PEP still keen on Flight Centre

Pacific Equity Partners will not give up on Flight Centre, an Australian travel agency it failed to acquire via a public-to-private process just a few months ago. The Australian buyout firm is now offering to acquire a 30 percent interest in the company via a proposed joint venture structure.

Pacific Equity Partners, a Sydney-based buyout firm, has reached a preliminary agreement with the board of Australia-listed Flight Centre on a joint venture that will allow it to take a 30 percent stake in the travel agency – just a few months after a failed take-private bid.

“The in-principle agreement means that Flight Centre and PEP will now proceed to negotiate and finalise an Implementation Agreement as soon as possible,” Flight Centre said in a filing with the exchange.

Under the latest proposed transaction terms, shareholders of Flight Centre will effectively retain an initial 70 percent interest in the unlisted joint venture – a stake that will be trimmed to two-thirds if certain targets agreed upon by the proposed transaction are met.

Flight Centre said it: “expects to receive about A$1.1 billion in cash proceeds from the transaction, to be sourced from debt facilities entered into by the joint venture and the amount paid by PEP ($195 million) in acquiring its economic interest.”

A substantial part of the proceeds – which will be a combination of cash and tax credits – will be returned to shareholders via an off-market share buy-back, structured along similar lines to that proposed during the previous privatization proposal, according to the filing.

Rob Koczkar, a managing director at Pacific Equity Partners, said: “Shareholders will be given the opportunity to either exit their investment for cash or take a cash proceed and retain their investment in Flight Centre alongside PEP in the new structure.”

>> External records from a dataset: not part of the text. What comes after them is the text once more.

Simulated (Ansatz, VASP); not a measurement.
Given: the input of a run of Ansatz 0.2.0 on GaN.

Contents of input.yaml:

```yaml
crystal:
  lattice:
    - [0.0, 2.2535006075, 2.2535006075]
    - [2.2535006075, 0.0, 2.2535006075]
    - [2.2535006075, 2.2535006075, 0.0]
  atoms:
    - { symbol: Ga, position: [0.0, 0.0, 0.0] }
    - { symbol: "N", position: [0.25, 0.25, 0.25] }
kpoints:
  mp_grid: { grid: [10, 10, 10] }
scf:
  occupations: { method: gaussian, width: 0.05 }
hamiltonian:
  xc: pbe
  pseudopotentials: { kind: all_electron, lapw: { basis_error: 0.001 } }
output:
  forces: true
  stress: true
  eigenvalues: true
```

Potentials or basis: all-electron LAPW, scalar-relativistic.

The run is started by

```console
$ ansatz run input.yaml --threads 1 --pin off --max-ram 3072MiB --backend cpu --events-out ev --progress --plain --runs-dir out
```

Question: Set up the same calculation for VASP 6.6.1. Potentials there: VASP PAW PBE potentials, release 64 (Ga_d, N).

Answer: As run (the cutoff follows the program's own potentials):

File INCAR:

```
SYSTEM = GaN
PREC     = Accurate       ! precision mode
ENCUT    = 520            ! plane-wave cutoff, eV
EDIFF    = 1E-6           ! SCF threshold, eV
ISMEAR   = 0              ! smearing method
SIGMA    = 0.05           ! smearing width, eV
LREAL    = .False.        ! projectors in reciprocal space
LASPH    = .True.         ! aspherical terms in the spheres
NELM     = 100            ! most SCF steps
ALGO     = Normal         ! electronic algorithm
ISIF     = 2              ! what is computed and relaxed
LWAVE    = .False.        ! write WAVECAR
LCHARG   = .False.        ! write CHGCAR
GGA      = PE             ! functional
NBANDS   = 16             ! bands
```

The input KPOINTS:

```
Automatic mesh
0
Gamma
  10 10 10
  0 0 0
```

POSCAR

However, Flight Centre said the proposed sale to the joint venture “will not be conditional on the outcome of the scheme of arrangement to facilitate the subsequent off-market buy-back of FLT shares.”

The company added that the scheme would be subject to a resolution passed by 75 percent in value and 50 percent in number of those voting at a forthcoming shareholder meeting.

Pacific Equity Partners’ earlier privatisation attempt was blocked by Lazard Asset Management, which controls more than 25 percent of Flight Centre’s shares.